Here in Australia, we often look at American politics with a mixture of fascination and horror, like watching a slow-motion car crash. But we’d be foolish to think we’re immune to these trends. Our media landscape is already heavily concentrated, and the techniques being refined in the US have a habit of crossing the Pacific.
The most depressing part of all this is how predictable it was. We’ve watched this playbook unfold across traditional media, radio, and now social media. Each time, there are warnings, each time there’s pushback, and each time it happens anyway because the people with the resources to prevent it either don’t understand the threat or don’t care enough to act.
But perhaps there’s still hope in understanding the game being played. When you can see the manipulation tactics clearly, you become harder to manipulate. When you understand how algorithms work, you can make more conscious choices about what you consume and share. When you recognise propaganda for what it is, you can seek out alternative sources of information.

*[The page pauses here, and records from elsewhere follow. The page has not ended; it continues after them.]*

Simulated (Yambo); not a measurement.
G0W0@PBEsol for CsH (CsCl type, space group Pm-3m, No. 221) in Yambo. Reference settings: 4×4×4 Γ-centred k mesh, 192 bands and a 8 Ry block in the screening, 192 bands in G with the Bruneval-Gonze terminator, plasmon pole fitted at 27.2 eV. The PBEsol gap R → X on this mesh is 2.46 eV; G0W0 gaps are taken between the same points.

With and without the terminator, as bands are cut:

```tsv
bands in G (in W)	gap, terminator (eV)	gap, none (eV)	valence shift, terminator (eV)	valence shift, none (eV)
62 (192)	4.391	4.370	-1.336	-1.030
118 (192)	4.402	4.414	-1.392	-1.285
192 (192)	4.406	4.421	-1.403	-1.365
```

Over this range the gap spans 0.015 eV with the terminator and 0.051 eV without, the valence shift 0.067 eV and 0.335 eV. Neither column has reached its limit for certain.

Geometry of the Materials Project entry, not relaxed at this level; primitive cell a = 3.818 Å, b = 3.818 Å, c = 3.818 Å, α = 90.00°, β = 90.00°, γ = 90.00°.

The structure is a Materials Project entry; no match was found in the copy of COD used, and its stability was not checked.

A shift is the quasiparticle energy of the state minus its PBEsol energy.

The challenge now is whether we can build and maintain truly independent information systems fast enough to counter this trend. It won’t be easy – it requires not just technical solutions but also the collective will to prioritise information integrity over convenience and entertainment.
One thing’s certain: if we don’t start taking information infrastructure seriously as a democratic institution, we’ll find ourselves living in a world where our thoughts and opinions are shaped not by our own experiences and reasoning, but by algorithms designed to serve the powerful. And that’s a future none of us should accept.